15 March 2001
10.1. Purpose. New pavement joints typically exhibit good load transfer, particularly if the joints
are doweled. However, repeated heavy loads can cause an elongation of the dowel sockets and
result in dowel looseness and a reduction of load-transfer efficiency. As load-transfer efficiency
decreases, many types of distress rapidly increase, including pumping, spalling, faulting, and slab
pavement by reducing the potential for the distress and the mechanisms previously described.
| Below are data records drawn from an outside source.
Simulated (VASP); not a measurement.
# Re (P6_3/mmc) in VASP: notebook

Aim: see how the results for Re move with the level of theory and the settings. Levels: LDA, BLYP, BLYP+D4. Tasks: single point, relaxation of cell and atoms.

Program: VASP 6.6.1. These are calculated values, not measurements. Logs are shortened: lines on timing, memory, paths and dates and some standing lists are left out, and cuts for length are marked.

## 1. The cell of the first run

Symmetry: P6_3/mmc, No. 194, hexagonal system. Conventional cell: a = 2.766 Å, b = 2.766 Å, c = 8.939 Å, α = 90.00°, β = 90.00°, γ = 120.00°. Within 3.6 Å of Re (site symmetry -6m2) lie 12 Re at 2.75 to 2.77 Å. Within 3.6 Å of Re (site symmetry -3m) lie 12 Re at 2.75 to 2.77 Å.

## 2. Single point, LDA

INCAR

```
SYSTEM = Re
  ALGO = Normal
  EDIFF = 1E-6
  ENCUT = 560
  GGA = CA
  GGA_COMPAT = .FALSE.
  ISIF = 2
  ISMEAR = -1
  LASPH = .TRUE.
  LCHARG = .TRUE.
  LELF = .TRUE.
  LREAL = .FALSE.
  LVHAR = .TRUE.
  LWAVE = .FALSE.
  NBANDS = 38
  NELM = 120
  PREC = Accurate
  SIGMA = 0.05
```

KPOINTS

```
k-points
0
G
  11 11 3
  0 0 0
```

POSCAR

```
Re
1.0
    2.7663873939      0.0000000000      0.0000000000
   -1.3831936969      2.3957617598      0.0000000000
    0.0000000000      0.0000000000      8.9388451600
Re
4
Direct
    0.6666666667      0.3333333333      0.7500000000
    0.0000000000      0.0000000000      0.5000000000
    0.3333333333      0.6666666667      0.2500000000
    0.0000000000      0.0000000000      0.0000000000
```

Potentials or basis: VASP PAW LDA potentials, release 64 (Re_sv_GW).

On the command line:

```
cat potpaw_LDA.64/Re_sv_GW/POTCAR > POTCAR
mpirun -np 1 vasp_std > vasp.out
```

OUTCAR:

10.2. Need for Load-Transfer Restoration. Transverse joints or cracks that would benefit
improved load transfer can be identified by measuring the existing load-transfer efficiency with
heavy-weight, nondestructive, deflection testing devices such as the Falling Weight Deflectometer
(Figure 7.1.). These tests must be conducted during periods of cooler temperatures (less than
about 80 degrees Fahrenheit (27 degrees Celcius)) when the slab joints and cracks are not tightly
closed. Joints or cracks having a measured load-transfer efficiency (ratio of the deflection on the
unloaded side of a joint or crack divided by the deflection of the loaded side) of less than
50 percent should be considered for load-transfer restoration.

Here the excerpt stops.